The house salad ($14) is more inventive and delivers some punch. Green papaya and dehydrated mango play nicely with avocado, fresh herbs, goji berries, peanuts and heart of palm for some well-balanced flavours and textures. Shaken beef ($17) was a favourite dish on several visits.

In line with the more modern and upscale presentation, the wine list (by the bottle) is small but smartly chosen and full of value, like New Zealand’s The Ned ($40). A handful of decent cocktails are also worth trying, including the Kaffir Lime Collins ($9) and the Plum Smuggler ($10), but it’s the beer list that shines brightest, with selections from Four Winds, Yellow Dog, Bridge and Steel Toad.
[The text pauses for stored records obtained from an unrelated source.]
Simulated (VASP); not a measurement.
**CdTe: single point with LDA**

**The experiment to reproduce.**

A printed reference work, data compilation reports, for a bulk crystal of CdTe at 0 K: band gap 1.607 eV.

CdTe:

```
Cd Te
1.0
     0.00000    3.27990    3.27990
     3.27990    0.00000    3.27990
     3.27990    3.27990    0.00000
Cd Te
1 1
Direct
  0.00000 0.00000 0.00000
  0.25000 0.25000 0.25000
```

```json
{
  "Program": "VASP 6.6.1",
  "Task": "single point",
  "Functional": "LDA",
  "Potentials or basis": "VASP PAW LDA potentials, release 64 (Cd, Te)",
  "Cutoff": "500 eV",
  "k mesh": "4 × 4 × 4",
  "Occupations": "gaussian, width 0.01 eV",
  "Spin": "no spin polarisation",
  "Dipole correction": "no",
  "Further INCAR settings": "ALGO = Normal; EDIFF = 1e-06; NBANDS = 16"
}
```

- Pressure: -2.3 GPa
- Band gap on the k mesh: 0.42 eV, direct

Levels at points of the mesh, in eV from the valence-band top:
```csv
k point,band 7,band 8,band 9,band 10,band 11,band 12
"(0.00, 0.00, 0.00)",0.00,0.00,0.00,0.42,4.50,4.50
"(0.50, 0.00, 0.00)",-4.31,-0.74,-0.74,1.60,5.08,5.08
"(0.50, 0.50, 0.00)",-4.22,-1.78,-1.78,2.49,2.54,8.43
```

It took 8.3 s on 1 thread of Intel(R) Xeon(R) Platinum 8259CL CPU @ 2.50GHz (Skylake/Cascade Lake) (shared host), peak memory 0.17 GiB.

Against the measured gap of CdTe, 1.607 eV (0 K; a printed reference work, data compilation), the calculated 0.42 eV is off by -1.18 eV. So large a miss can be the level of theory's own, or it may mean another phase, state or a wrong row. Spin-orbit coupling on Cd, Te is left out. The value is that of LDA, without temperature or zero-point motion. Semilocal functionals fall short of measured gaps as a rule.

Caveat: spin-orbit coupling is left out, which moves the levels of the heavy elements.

House Special still has some kinks to work out. Music is alternately quite nice or overly blaring, service is still inconsistent, and that tamarind jam needs to check itself, but, on the whole, there is more to applaud than disapprove, and there’s potential for this spot to turn into a top restaurant in any category.

 

Food: ★★★

Service: ★★

Ambiance: ★★★

Value: ★★★

Overall: ★★★

 

All ratings out of five stars.

★: Okay, nothing memorable.

★★: Good, shows promise.

★★★: Very good, occasionally excellent.

★★★★: Excellent, consistently above average.

★★★★★: Awe-inspiring, practically perfect in every way.